"When you love music, it is like being with a lover; you never want to let her go for a moment," said Ali Akbar Khan, a smile wrinkling his face. For 20 years, starting at age 3, he didn't let go: he practiced his instrument, the sarod, 18 hours a day.

Now he is acclaimed as India's greatest living musician. He has received every major artistic award his country can bestow and has been given the rare title of "lotus-adorned master." Ali Akbar Khan is something of a legend.

Last night, a reception was held in his honor at the One Washington Circle Hotel and many of the leaders of Washington's Indian community came to meet him and celebrate the occasion of his appearance at Lisner auditorium tonight.
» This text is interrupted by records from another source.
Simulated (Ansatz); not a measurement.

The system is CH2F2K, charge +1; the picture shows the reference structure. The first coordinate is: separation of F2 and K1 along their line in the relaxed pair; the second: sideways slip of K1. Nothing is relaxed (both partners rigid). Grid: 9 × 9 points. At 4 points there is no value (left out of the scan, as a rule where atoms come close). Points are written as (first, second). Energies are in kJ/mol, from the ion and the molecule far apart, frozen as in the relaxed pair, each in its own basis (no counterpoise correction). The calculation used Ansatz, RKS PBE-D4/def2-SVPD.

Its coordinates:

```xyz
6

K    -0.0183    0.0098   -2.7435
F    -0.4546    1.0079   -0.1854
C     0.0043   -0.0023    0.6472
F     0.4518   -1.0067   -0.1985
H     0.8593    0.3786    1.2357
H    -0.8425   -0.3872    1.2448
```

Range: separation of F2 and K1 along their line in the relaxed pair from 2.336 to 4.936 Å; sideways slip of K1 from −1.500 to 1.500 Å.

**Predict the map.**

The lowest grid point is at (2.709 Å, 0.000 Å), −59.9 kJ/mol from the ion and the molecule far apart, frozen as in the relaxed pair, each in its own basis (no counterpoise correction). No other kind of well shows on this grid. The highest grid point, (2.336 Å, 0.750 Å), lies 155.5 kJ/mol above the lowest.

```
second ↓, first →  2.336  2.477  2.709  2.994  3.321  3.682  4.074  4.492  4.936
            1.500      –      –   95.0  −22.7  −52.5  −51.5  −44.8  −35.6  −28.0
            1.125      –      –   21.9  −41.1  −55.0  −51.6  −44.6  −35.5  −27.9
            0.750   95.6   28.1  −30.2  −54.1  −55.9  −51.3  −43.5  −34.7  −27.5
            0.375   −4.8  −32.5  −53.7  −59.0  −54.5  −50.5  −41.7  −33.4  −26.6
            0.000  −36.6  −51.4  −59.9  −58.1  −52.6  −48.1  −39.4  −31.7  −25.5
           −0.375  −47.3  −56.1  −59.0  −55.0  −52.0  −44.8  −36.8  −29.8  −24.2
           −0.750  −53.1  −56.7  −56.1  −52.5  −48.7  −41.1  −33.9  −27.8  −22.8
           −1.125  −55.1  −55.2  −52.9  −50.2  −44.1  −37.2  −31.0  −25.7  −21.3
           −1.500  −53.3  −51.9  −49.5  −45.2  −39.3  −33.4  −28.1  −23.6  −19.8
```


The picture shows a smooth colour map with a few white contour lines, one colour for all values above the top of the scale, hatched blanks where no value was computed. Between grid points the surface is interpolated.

A hush fell over the party when he arrived and a crowd gathered around. Mrs. Darshan Krishna, founder of the India School which is sponsoring the concert, said "I first saw him 15 years ago in Australia. We have been trying to bring him here for a long time and we feel we are very lucky."

For Ali Akbar Khan, the adulation seemed slight when compared to the importance of his music. With a silent group of admirers surrounding him, he spoke quietly of the transcendental nature of music.

"Music is the language of God," he said. "There are many ways to approach God, yoga for instance, but music is the shortest route. The ragas (melodies) I play are like mantras that put people in touch with the Divine. When you speak different languages, people do not always understand, but everyone understands music."

In fact, Ali Akbar Khan has broken cultural as well as musical barriers. After his initial performance in this country in 1955, he released the first western recording of Indian classical music and gave the first televised performance of that music on Alistair Cooke's "Omnibus." He also established, in 1965, the Ali Akbar College of Music in San Rafael, Calif., to teach Indian music to young American musicians.

"My students are very devoted," he said, "but in India it is much different. There, you start in childhood and after about 20 years of practicing the ragas, you begin to search for the beauty within the notes, the beauty that comes from the heart."

"My father taught me music the way most parents teach their children to speak. He was 110 years old when he died, and up until that time he played constantly, sometimes 23 hours a day. For me, music is like food. When you need it, you don't have to explain why, because it is basic to life."